5 Decembrie 2008

Strong economic growth in Q3: 91%. Slowdown expected for Q4 and 2009



Quarterly economic growth in Q3 was supported mainly by the positive evolution of agriculture and by the high growth in construction, analysts say, forecasting a slowdown starting Q4.

Economic growth was fuelled by agriculture

Romania’s Gross Domestic Product rose 9.1% in third quarter this year, up to 139.4 billion lei (38.9 billion euros), which topped analysts’ expectations by a narrow margin, while nine-month economic advance was 8.9%, according to INS’ latter statistic report.

All in all, specialists are still pessimistic on the economic growth for the end of this year, and beginning of 2009, in the context of financial crisis.

In the first nine months this year, Romania GDP was 335.2 billion lei, equivalent of 92.1 billion euros.

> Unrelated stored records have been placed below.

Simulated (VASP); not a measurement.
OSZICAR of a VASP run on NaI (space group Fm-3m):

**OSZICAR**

“Romania’s third-quarter economic growth was supported by the outstanding evolution of agriculture this summer, as this sector reaches a 12% share of GDP in third quarter. Construction sector has also reported positive results in July-September interval, without being influenced at that time by the international crisis that broke out in mid September,” Florin Eugen Sinca, financial analyst at Banca Comerciala Romana told Wall-Street.

Substantial deceleration in industry

Raiffeisen Bank analysts warned the substantial slowdown in the uses sector, the “domestic demand accelerated fuelled by the household consumption (probably linked to the pick-up in the self-consumption related to the agricultural output).

“Also, investments decelerated mainly probably due to the slowdown in construction sector, but remained at a very high rate of growth”, reads the analysis report on Q3 economic growth remitted by RZB.

Analysts expected the economic growth in third quarter to be around 8.2% and 9%, again supported by construction and services, while for the industry sector, the analysts estimated that a deceleration trend would shape.

“Industry sector will slowdown in the fourth quarter, supported by a reduction of external and internal orders, and this evolution will contribute to the slowdown of economic growth. Industrial production prices might drop in the coming months, due to the fallout of commodities at international trading (crude oil fell 68% from July’s all-time high, copper slid by 59%, and platinum dropped by 60% in the same interval), but also due to a weaker internal activity in industry”, Sinca told Wall-Street.